How Esmail Khatib’s remarks reveal a weakening power structure struggling to contain internal dissent

Esmail Khatib’s recent confession, delivered with unusual shakiness for a top security official of the Iran regime, has once again exposed widening fractures within the ruling establishment and the accelerating collapse of legitimacy at its highest levels. His remarks, made amid a climate of fear and instability inside the regime, reveal both a desperate attempt to contain a spiraling political crisis and the leadership’s growing anxiety over its fading internal cohesion.

As nationwide discontent expands and more sectors of society turn away from the ruling structure, the fact that a senior intelligence official openly acknowledges the rise of “political attacks against Khamenei” is itself a significant indicator of the critical stage the regime has entered. Khatib’s insistence that “the leader is the central pillar of the tent” inadvertently underscores how fragile that pillar has become. His warning that “the enemy seeks to target the leadership” unintentionally reflects the growing frustration inside the country, including among former loyalists who once formed part of the regime’s base.

The fractures Khatib tries to blame on “infiltrators” are in reality the consequence of decades of corruption, institutional decay, repression and unresolved crises that the regime can no longer manage. When a security chief is forced to revive the old narrative of “infiltration” to explain internal political dissent, it becomes a direct admission that the regime is facing a political dead end.

Khatib’s claim that Western governments have shifted from “overthrow” to “containment with increasing pressure” is a transparent effort to soothe internal fears of collapse. Yet this assertion exposes another contradiction: if the regime is supposedly enjoying global legitimacy, why does it need sweeping security measures aimed at tightly monitoring ethnic and religious communities? The gap between propaganda and reality has rarely been more visible.

The minister’s suggestion that external actors have redirected their pressure inward because opponents abroad “lacked influence” points to the real source of the regime’s fear: the people inside Iran. The movement for change comes from within, fueled by harsh economic conditions, political suffocation, and widespread demands for accountability. This internal dynamic is what truly terrifies the ruling elite.

Khatib’s calls for expanded surveillance over “ethnicities, religious groups and social sectors” reveal the regime’s deep concern over its weakening internal cohesion. Whenever the Iran regime invokes the language of “protection” or “preservation,” it signals a new escalation in repression, not stability. These remarks expose an authority increasingly unsure of its ability to withstand social unrest.

More revealing is what these comments signal about the erosion of the regime’s ideological defenses. For decades, the structure of power was built around the centrality of the leader. Now, the highest-ranking intelligence official openly admits that direct criticism of this central figure is spreading. This is not merely an escalation of dissent; it is an unprecedented shift indicating that fear has loosened and that the authority once considered untouchable is now contested.

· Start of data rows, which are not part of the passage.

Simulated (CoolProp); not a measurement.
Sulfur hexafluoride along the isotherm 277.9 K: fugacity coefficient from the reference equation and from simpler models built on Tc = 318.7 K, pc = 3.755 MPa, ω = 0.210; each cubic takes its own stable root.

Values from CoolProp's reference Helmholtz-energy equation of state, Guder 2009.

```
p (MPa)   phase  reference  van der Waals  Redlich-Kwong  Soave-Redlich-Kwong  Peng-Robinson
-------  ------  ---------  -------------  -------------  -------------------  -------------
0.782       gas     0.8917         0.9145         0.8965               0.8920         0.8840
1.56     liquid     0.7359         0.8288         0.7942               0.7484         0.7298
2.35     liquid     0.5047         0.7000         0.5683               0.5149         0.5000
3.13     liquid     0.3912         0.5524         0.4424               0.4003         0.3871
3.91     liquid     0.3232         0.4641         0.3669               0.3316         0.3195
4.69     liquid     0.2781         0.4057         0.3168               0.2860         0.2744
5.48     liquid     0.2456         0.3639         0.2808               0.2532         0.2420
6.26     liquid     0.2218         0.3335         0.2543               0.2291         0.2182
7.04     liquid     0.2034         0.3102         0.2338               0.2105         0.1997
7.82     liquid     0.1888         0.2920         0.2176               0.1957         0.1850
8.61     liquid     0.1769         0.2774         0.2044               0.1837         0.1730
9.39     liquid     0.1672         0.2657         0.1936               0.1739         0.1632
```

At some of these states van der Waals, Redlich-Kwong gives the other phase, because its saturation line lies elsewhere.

The attempt to attribute growing nationwide anger to “foreign infiltration” no longer resonates in a society where young and old alike confront daily realities of economic hardship, discrimination, violence and political exclusion. The truth is unavoidable: the turning point has emerged from within, not from outside interventions.

In this context, Khatib’s remarks do not project strength. They reveal the exact opposite. They are the reflections of a security apparatus increasingly overwhelmed by the magnitude of political, social and economic crises converging against it. A regime whose core pillar is subjected to rising criticism and challenge cannot claim stability. Khatib’s reluctant admissions are merely the latest reflection of a ruling order struggling to manage a crisis that has moved inside its own walls.